EXCAVATIONS at a large hill fort in East Lothian have uncovered what archaeologists believe to be one of the nerve centres of Iron Age Scotland.
The new findings at Traprain Law, near Haddington, include the first coal jewellery workshop unearthed in Scotland as well as hundreds of artefacts giving new insight into life in the 700BC-AD43 era.
Experts who have been working on the site for several weeks are now able to paint a picture of a densely populated hilltop town which was home to leaders of local tribes, following the discovery of multiple ramparts, Roman pottery, gaming pieces, tools and beads.
At the centre of the archaeological site, which is one of the most important in Scotland, a medieval building, first uncovered by a fire in 1996, has now been fully excavated by the 20-strong team of archaeologists, also showing the area was occupied hundreds of years later.
The ten metre-long building is understood to have been built during the 14th century to supply pilgrims visiting the hill because of its traditional connections with St Mungo, whose mother was thought to have been banished from the hill by her father, the mythical King Loth, when she became pregnant.
St Mungo brought Christianity to the west of Scotland.
Fraser Hunter, the curator of Iron Age and Roman at the National Museums of Scotland (NMS), said pottery found at the site proved that in AD80-400 Traprain Law’s inhabitants had regular contacts with Roman visitors, highlighting the importance of the area.
"The finds confirm the importance of Traprain in the Iron Age. This was a major craft centre, with jewellery being cast in bronze and carved out of oil shale.
"The whole site is more complex and densely fortified than we originally thought. Our finds show it was the power centre of East Lothian from the multiple ramparts we have found and the fragments of Roman objects which tell us this site was important as it had affiliations with the Romans.
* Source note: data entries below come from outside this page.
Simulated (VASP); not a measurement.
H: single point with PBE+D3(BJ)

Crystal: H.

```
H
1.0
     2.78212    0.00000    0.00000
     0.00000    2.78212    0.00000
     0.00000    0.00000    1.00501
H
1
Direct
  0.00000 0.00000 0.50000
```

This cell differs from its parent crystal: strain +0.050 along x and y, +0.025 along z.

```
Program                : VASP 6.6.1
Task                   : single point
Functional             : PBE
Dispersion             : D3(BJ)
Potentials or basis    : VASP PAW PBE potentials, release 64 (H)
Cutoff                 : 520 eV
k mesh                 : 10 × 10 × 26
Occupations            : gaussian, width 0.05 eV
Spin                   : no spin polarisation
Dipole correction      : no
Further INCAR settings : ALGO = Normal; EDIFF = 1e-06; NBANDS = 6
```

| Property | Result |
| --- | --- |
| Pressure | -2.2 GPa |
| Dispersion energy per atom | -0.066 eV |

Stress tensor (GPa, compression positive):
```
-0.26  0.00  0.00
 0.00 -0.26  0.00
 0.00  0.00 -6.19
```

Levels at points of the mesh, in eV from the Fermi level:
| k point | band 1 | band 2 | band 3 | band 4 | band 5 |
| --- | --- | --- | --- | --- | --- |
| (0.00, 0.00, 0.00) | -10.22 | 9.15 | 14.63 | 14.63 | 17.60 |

"Our excavations confirm that the site thrived during the Roman period, with the inhabitants having access to a wide range of Roman goods which are otherwise very rare in Scotland."
He added: "We are also very excited to find a workshop where cannel coal was carved into jewellery. We knew this vegetable-based coal was used to make bangles and beads but nobody had ever found a workshop where it was made.
"It brings the Iron Age to life to know where they stood making these objects and gives us a vivid insight, which we have not had until now."
Experts at the latest excavation, the largest since 1923, have also produced the first detailed plan of the hill using new global positioning satellite equipment to chart the 50 hectare area.
Dr Ian Armit, a Queens University Belfast (QUB) reader in archeology, said they had found even more than he had hoped for at the site, which was subject to a fire last year.
In 2003, a fire started by a discarded cigarette end burned through grass and vegetation, damaging some historical remains and exposing others to potential erosion. Dr Armit said: "The recent fire and the longer-term effects of rabbit burrowing have caused irreparable damage to the buried archaeology, but we have still managed to salvage hundreds of artefacts. We believe it is Scotland’s premier Iron Age monument because of its unique wealth.
"This dig has given us new insight into the kinds of activities that went on at the site and paints a picture of a thriving hilltop town with a mixture of high status people and lower ranked individuals."
Five fire crews and 28 firefighters from Haddington and East Linton stations were called to Traprain Law when the huge grass fire broke out last September, before council officials and environment watchdogs were drafted in to draw up an action plan to salvage the fort.
Traprain Law literally means the hill of staves, because of the wooden fortifications. In prehistoric times it became known as Dunpender, the hill fort capital of the Votadini tribe, who dominated what would become south-east Scotland.
The excavations, undertaken by NMS and QUB and CFA Archaeology Ltd, are being funded by Historic Scotland.